PR: Installing onto an existing cluster.

dkennetzoracle · dkennetzoracle · commit 8ef9598b4b20 · 2025-03-28T08:54:43.000-05:00
diff --git a/INSTALLING_ONTO_EXISTING_CLUSTER_README.md b/INSTALLING_ONTO_EXISTING_CLUSTER_README.md
@@ -6,6 +6,8 @@ This guide helps you install and use **OCI AI Blueprints** for the first time on
 2. Retrieve existing cluster OKE and VCN names from console.
 3. Deploy the **OCI AI Blueprints** application onto the existing cluster.
 4. Learn how to add existing nodes in the cluster to be used by blueprints.
+5. Deploy a sample recipe to that node.
+6. Test your deployment and undeploy
 
 ---
 
@@ -58,7 +60,118 @@ Some or all of these policies may be in place as required by OKE. Please review
 ## Step 4: Add Existing Nodes to Cluster (optional)
 If you have existing node pools in your original OKE cluster that you'd like Blueprints to be able to use, follow these steps after the stack is finished:
 
-1. Go to the stack and click "Application information". Click the API Url.
+1. Find the private IP address of the node you'd like to add.
+   - Console:
+     - Go to the OKE cluster in the console like you did above
+     - Click on "Node pools"
+     - Click on the pool with the node you want to add
+     - Identify the private ip address of the node under "Nodes" in the page.
+   - Command line with `kubectl` (assumes cluster access is setup):
+     - run `kubectl get nodes`
+     - run `kubectl describe node <nodename>` on each node until you find the node you want to add
+     - The private ip appears under the `Name` field of the output of `kubectl get nodes`.
+2. Go to the stack and click "Application information". Click the API Url.
    - If you get a warning about security, sometimes it takes a bit for the certificates to get signed. This will go away once that process completes on the OKE side.
-2. Login with the `Admin Username` and `Admin Password` in the Application information tab.
-3. 
+3. Login with the `Admin Username` and `Admin Password` in the Application information tab.

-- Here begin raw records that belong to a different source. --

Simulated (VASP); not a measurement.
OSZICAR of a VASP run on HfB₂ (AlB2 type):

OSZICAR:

+4. Click the link next to "deployment" which will take you to a page with "Deployment List", and a content box.
+5. Paste in the sample blueprint json found [here](./docs/sample_blueprints/add_node_to_control_plane.json).
+6. Modify the "recipe_node_name" field to the private IP address you found in step 1 above.
+7. Click "POST". This is a fast operation.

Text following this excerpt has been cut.